What is code? I might say ‘A learning algorithm’ running on data, changes it’s behavior as it learns more. This isn’t a change in ‘the code’ it’s a change in ‘the data’ - except the data is code in this case.
Details about how NNs—Neural Networks—change (are updated). If you ‘freeze it’ it’s (usually) not learning anymore. But it’s just a matter of not updating it, and it’s not changing.
So, there are more than a few things that realizing ‘unchangeable code’ could mean. Figuring out which (probably more than one) you mean before trying to answer that helps, and this is a good question.
Another argument is that ‘you can try to stop it, but something smart can find ways around your barriers (writing new code that’s separate is one example, and might be easier).’
Look at computer exploits. There are many ways to run ‘arbitrary’ code even in cases where the code itself is ‘unchangable’. All you need is some mutable data storage[1] and an immutable state machine[2] to build an interpreter, and then you’re effectively running mutable code[3].
Now, some of these can be mitigated. That being said, it’s very much a cat-and-mouse game.

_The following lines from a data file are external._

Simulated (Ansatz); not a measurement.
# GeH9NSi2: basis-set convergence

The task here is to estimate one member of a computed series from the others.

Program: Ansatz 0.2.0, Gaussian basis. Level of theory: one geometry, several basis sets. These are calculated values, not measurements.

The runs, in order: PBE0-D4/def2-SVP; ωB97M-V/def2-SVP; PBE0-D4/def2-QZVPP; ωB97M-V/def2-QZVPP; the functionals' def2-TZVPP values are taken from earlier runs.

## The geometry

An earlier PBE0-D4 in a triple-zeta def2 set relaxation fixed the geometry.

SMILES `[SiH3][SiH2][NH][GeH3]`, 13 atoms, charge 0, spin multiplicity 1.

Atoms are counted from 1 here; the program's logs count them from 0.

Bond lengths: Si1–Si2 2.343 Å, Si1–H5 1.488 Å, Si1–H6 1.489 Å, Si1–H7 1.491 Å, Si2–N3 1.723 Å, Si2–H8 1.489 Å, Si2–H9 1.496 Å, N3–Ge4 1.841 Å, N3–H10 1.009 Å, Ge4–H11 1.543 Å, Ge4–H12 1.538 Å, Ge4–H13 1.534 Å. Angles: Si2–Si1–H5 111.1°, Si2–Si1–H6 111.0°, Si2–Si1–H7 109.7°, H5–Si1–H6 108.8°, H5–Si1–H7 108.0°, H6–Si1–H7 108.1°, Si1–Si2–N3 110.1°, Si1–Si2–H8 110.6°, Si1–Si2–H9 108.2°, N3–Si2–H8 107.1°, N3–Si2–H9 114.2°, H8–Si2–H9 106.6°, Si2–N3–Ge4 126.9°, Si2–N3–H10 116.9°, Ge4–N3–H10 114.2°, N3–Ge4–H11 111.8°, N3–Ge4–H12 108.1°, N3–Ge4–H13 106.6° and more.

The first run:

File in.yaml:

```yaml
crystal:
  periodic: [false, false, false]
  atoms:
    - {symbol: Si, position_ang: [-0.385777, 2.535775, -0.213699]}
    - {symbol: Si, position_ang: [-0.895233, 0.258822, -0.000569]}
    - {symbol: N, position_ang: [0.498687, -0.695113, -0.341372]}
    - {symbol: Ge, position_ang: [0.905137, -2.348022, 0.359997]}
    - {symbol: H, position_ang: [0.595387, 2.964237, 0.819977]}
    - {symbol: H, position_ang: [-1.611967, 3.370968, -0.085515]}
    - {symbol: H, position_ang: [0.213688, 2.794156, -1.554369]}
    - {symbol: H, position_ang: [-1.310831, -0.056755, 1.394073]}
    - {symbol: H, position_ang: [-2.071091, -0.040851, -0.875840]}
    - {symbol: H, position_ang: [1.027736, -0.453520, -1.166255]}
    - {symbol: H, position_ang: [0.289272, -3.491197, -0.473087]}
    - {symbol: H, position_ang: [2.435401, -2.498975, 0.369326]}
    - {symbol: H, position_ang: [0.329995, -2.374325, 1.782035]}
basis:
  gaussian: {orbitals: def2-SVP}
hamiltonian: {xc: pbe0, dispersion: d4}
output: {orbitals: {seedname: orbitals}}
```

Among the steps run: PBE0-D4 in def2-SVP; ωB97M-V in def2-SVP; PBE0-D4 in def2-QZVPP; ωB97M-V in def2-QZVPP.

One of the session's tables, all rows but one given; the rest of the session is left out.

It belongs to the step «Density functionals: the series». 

Including ‘weird’ storage mechanisms, not just intended ones. Storing data in TLB state? Sure. It’s limited, but not nothing. Etc. Etc.
Including ‘weird’ state machines, not just intended ones. See also return-oriented programming.
A naive interpreter will be slower than running native, but this ‘just’ motivates the AI to try to move to a better computational substrate.
If the unchageability is implemented by storing the code in ROM, then it would be pretty easy for the AI to get around that by copying its code over to RAM, making the desired changes, and then running the modified code. (Presumably on other hardware, since the AI’s original hardware can only accept instructions from the ROM.) Even if the system is very cleverly designed, and the AI has no way at all to access its own source code, it would always have the option of writing an entirely new AI from scratch with the same goal function. It’s slightly easier to improve an existing AI design than create an entirely new one, but a sufficiently smart AI would be able to do both. The key ingredient in a FOOM is that each AI in the chain is capable of building a smarter one, not that the source code of the next AI is derived from the source code of the current one.
Economic pressures push companies to change code to become more efficient. That goes for any company that deploys AI as well.
Agreed. An AI powerful enough to be dangerous is probably in particular better at writing code than us, and at least some of those trying to develop AI are sure to want to take advantage of that to have the AI rewrite itself to be more powerful (and so, they hope, better at doing whatever they want the AI for, of course). So even if the technical difficulties in making code hard to change that others have mentioned could be overcome, it would be very hard to convince everyone making AIs to limit them in that way.